It's not just oil. China appears to have reached peak coal a decade ahead of schedule. For two consecutive years, Chinese coal consumption has shrunk, falling by 2.9 per cent in 2014 and 3.6 per cent in 2015. According to research published in Nature Geoscience, coal usage in China has already reached an inflection point, despite previous estimates that consumption would continue to rise well into the next decade.

The interesting point is that coal usage is falling despite continuing strong growth in the Chinese economy; China's gross domestic product expanded by about 7 per cent per annum in the past two years. The reason is that China is becoming less energy-intensive – it's making more dollars for the same energy output – and a government drive to switch out of coal for health and environmental reasons is working faster than anyone thought possible.

These trends are being felt worldwide. According to statistics from Enerdata, primary energy demand has been almost static for two years among the Group of 20 countries, which includes China, India, Brazil and Russia as well as the United States, the European Union and Japan. Over the same period, the global economy has expanded, albeit modestly, at a rate of 3.4 per cent in 2014 and 2.8 per cent last year. Yet the world achieved that gain by using only 1.1 per cent more energy in 2014 and just 0.5 per cent more energy in 2015.

Could it be possible for the global economy to continue to expand using less energy? In other words, could we all get a little bit richer each year while using less electricity and burning less fuel in our cars.

This phenomenon flies in the face of received wisdom that economic growth depends on an every-increasing supply of cheap fuel. Cheap coal fuelled the first industrial revolution and cheap oil fuelled the second. We like to think that the digital economy will be driven by solar panels and wind turbines, but the bigger question is how many terawatts will be needed to power the third revolution.

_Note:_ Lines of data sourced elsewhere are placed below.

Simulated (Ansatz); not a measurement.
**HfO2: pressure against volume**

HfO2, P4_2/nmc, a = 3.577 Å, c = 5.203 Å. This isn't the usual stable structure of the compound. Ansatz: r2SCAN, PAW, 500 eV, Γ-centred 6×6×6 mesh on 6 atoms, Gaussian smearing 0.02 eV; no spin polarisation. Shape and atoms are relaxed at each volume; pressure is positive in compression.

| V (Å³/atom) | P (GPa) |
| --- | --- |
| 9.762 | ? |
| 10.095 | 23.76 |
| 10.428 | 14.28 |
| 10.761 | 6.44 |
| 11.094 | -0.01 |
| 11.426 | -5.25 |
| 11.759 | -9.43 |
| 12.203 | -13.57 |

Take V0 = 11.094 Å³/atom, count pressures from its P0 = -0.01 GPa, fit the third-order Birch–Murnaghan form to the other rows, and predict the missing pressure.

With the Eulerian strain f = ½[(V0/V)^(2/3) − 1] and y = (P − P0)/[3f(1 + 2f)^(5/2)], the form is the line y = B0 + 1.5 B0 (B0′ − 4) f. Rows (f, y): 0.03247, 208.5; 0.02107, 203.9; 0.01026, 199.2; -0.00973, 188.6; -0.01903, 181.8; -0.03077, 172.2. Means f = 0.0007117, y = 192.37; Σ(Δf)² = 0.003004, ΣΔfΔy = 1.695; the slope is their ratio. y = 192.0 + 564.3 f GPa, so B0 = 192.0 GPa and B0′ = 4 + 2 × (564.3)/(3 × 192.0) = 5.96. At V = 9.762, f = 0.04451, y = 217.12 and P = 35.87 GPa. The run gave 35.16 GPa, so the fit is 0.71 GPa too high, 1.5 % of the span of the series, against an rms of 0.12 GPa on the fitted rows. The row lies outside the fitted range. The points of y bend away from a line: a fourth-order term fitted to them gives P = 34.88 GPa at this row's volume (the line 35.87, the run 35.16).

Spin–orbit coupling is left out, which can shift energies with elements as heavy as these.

The general decline in global energy intensity is very uneven. In the rich countries of Europe, the United States and Japan, primary energy demand is falling or flatlining. India is the dark horse, raising its energy consumption by annual rates of 6 to 7 per cent. But India is undergoing a late, rapid and badly needed industrialization. Building power infrastructure, transport and housing is energy-intensive and the country is at least a decade behind China, where the economy is entering a new phase, shifting away from heavy infrastructure to a consumer-facing economy. Despite its continuing high growth rates, Chinese energy intensity is falling at the same rate as Europe – using almost 6 per cent less energy last year to generate each dollar of GDP.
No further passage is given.